It gets extremely hard to understand all that is happening around me. Actually to be more accurate, that bit is clear, its actually hard to understand my internal chemistry in reaction to all that happens. The past gets swept away by the future and the present gets entangled in the mix as well thus creating a sort of a gap in the understanding process I suppose. But that’s only one explanation.
It’s now been quite some time since anything. Even thou this is fine – socially and practically both – it still tends to bother me at times. Drives me towards a self created / imposed isolation of sorts as well. In regard to all that happens around me.
I don’t know if I have changed as a person. Maybe I have. I miss the “complication” of it all thou. It was fun at times too. Well … interesting anyways. Although I am sure some of my friends might be tempted to say ‘not at all’. And I won’t exactly be in a position to disagree with them. Again – complicated.
Perhaps on a certain level I like the complication. Which I know sounds very twisted. But that’s that.
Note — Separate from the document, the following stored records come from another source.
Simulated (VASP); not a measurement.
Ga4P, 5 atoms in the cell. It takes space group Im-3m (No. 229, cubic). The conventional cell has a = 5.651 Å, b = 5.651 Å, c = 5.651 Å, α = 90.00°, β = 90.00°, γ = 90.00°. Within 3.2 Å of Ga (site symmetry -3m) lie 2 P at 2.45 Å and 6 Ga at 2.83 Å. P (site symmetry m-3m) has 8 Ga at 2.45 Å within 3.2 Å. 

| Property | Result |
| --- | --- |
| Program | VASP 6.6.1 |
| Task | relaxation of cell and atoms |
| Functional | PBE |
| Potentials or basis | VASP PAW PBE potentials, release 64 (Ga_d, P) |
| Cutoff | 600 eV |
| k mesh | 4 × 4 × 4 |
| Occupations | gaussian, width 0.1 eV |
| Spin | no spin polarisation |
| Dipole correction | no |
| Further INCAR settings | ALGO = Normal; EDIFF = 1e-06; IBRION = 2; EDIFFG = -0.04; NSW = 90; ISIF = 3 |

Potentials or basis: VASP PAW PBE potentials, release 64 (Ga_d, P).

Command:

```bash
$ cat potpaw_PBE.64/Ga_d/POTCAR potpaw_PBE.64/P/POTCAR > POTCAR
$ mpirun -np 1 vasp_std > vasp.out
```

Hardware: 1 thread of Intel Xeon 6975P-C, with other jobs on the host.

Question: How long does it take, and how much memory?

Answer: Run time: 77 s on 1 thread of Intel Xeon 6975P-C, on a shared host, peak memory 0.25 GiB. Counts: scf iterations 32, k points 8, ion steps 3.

So I fall back to the safety net of dreaming which has been provided to every able bodied human being whose mind is in working conditions. Aah but the dreams have been a tad bit dry too. So have illusions and hallucinations. Or all the other possible tie ins of imagination.
The forbidden organ of mine is of course at times very active. And unfortunately refuses to be clear on a lot of stuff. I can’t understand exactly what it is that I yearn for either. I can’t understand if whether there is any inclination at times then is it something that should be pushed or not. No help whatsoever. But then I guess that can probably taken as a sign that it wasn’t a case to be pushed. That might be taken as a sign that I am changing as a person as compared to how I was previously of course.
Strange organ this forbidden one. Love is something that of course everyone years for, demands, needs, requires, and of course is what ‘makes the world go round’ (God knows who came up with that corny line). It is directly in proportional relation with the emotional, intangible aspect of the forbidden organ. A useless and probably non-agreeable fact of life.